An excuse often made for the poor showing of U.S. official aid is that a large proportion of American development aid comes directly from public donations  channeled through privately operated non-government organizations such as World Vision, Save the Children and CARE. The Gates Foundation, which has led the fight against HIV/AIDS in many countries is a prime example.

“The social pact is much more privatized in the U.S. than it is in European countries,” says Nick Stockton, Executive Director of the Humanitarian Accountability Project.  “In Europe,” Stockton says, “the assumption is that the parliamentary process will allocate your money from taxes on your behalf.” 
The process of turning the responsibility for international development over to privately run NGOs  reached its peak under Ronald Reagan. 
 While there are a number of arguments for having NGOs do a chunk of the work, but the effect has been to separate some of the most powerful efforts by Americans from any visible connection to the U.S. government.  As a result, says CARE International’s  Glasser, “America’s moral capital is punching way below its weight.”
As the combined forces of population explosion, climate change and diminishing resources increase,  development aid is beginning to be seen as much of an issue of  security and international stability as one of generosity.  Many Europeans fear that a cut in development funding will lead to a new flood of immigration from the poorest countries.  Terrorism is another threat. “It is a sense of injustice, rather than impoverishment, which gets people to risk their lives,” says Keating, “but it is when economic development is so unequal, that that sense of injustice arises. “

While poor people don’t automatically turn into terrorists, intense poverty provides a reservoir of potential volunteers, who are disaffected, have little to lose, and who are easy for terrorists to manipulate.  UN officials in Geneva are already talking about a crescent of crisis that stretches from Pakistan through the Gulf and across to the Mediterranean. With the attack in Mumbai, that crescent is extending into India.

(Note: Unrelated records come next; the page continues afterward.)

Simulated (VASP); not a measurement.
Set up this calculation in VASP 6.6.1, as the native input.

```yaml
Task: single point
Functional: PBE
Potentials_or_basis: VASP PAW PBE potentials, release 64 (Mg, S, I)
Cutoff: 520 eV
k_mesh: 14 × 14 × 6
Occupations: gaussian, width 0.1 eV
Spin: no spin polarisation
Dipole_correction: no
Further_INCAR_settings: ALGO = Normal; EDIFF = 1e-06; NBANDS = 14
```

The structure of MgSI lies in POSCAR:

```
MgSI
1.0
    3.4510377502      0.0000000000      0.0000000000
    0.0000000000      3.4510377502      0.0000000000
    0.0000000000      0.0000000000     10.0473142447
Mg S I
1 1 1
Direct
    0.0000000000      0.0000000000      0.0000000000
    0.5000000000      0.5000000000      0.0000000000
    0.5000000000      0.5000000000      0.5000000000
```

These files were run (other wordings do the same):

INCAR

The irony about American foreign aid is that much of it has been justified as enhancement of national security and yet the way it has been carried out has seemed to have the opposite effect.  Tying aid to political or military objectives, such as the war in Iraq or Afghanistan, has made the rest of the world suspect our motives.  Trying to involve the Pentagon in aid projects has had an even more damaging effect on America’s prestige.
 There is increasing concern also that there is no clear strategy or set of priorities underlying American giving.  USAID, which previously managed much of the major U.S. foreign assistance operations, has been reduced in staff and budget by nearly half.  Much of the legislation directing U.S. aid dates back to the 1960s and the cold war. 
The world has changed dramatically since then, but successive administrations have failed to keep pace.  With that in mind, experts at one end of the spectrum are recommending that a cabinet level post— a secretary for international development — be created to focus purely on development issues.  Britain has already gone that route as has Norway.  With the financial crisis still not resolved, there has been speculation that Obama may have to spend his first year in office simply trying to restructure and focus U.S. goals and priorities for foreign assistance, before increasing the amount of money that actually goes into the system.